After missing the postseason for six consecutive years, the Sacramento Kings look to finally be on the right track. They've improved their roster, some of the team's younger players have continued to develop and the franchise is entering its first full season with coach Keith Smart at the helm. With those improvements, the Kings will be a much better team this season, but they won't result in a postseason berth for a few different factors.
For one, this is still a really young team. It's young in literal terms, with only two players (Francisco Garcia and John Salmons) being over 30 years old. But where this team is really "young" is in overall experience.
This team obviously hasn't had much success yet—that's to be expected when you've missed the playoffs six straight seasons. Because of that, they don't have a ton of experience closing out close games.
Now, if you watched the Kings last season, especially after Keith Smart took over as head coach, you saw they were in a lot of close games. But inevitably their inexperience would show in the fourth quarter and they would end up losing a tight contest. Being in those situations last season should help them have more success when faced with the same scenarios this season.
But making a jump into the postseason is a whole different animal. Look at it this way: Last season, the Kings were 16-23 in games decided by 10 points or less. That's a .410 winning percentage.
Just looking at the playoffs from last season, no team in the Western Conference qualified with a winning percentage less than .545. In order to attain a playoff spot, the Kings would really have to turn around their ability to pull out tight games. They should certainly be better than the .410 they posted last season, but they'd have to make a serious leap to earn a postseason berth.
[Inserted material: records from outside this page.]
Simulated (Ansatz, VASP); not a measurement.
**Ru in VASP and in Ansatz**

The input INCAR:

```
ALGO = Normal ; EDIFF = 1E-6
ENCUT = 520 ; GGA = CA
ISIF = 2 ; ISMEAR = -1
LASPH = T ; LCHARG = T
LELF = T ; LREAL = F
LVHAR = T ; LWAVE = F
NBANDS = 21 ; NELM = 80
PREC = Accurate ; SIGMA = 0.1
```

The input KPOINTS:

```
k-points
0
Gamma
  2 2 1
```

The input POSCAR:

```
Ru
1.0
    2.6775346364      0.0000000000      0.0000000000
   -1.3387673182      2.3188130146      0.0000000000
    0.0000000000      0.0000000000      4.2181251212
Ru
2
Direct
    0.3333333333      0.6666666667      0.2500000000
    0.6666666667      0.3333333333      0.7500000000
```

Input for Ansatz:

It'd be different if the Kings had signed some experienced veterans this offseason. Then they'd have some leaders on the team who had been through it before, who know what it takes to get it done. But the players Sacramento added from the outside (Aaron Brooks and James Johnson) aren't players that have played on many successful teams.
Therefore, they can really only turn to the same guys who were in the locker room last season. And expecting them to make that big of an improvement in tight games just isn't realistic.
Also going against Sacramento is the difficulty of the Western Conference. As was previously mentioned, it took a .545 winning percentage to qualify for the playoffs last season. Of the eight teams that qualified, none of them appear to have taken a giant step back. They should all still be in the hunt.
You can also say the same of the non-playoff teams that finished ahead of the Kings, with the exception of Portland and Phoenix, and even then, neither of those teams figures to fall off dramatically.
How many games will the Kings win?
Portland is going with a youth movement. Its roster consists of six players either in their first or second year. They're talented young players, but they're young nonetheless. Portland should take a step back.
The Suns, meanwhile, don't have a team that looks much worse on paper than last year's squad that finished 33-33. But the Suns have a lot of new faces on their team, and as such, it might take them a while to become cohesive. Not to mention, their leader, Steve Nash, is now a member of the Los Angeles Lakers and won't be a guiding light for the Suns' offseason additions.
So while bringing in Luis Scola, Michael Beasley and Goran Dragic gives the Suns three quality starters, that might not immediately translate to success on the court.
The same can be said of the one Western Conference team that finished behind Sacramento last season (New Orleans). The Hornets added No. 1 overall pick Anthony Davis and No. 10 pick Austin Rivers in the draft and brought in Ryan Anderson and Robin Lopez in trades. They should also have Eric Gordon for the majority of the season, after the guard only played in nine games last year. So, they figure to be better.
Ultimately, the Kings will be much better than they were last year. Their 22-44 record equates to a .333 winning percentage. In a past article, I wrote that the Kings need to win at least 40 percent of their games this season. Over an 82-game schedule, that comes out to 33-49.
But realistically, this team should be even better than that. Given its 39 games of experience in close games last season, it'll be better in those situations...not good enough to make the playoffs, but certainly better.
The roster has also improved from a season ago with the additions of James Johnson, Aaron Brooks and Thomas Robinson. Johnson is the lockdown defender the team desperately needed last year. Brooks is a quality backup at point guard who should play considerable minutes. Robinson—the No. 5 pick in the draft—is a player with insane athleticism and an incredible motor. His upside is through the roof.
The Kings also have an anchor in DeMarcus Cousins. We kind of knew that entering last season and certainly saw it as the season went on, but now there's no doubt about it. He's the lead man on this team and at 22 years old, he's up to the task.
This will be an exciting season for Kings fans. It's one that will see this team return to respectability. And if the team progresses as expected, this should be Sacramento's last season watching the playoffs from home.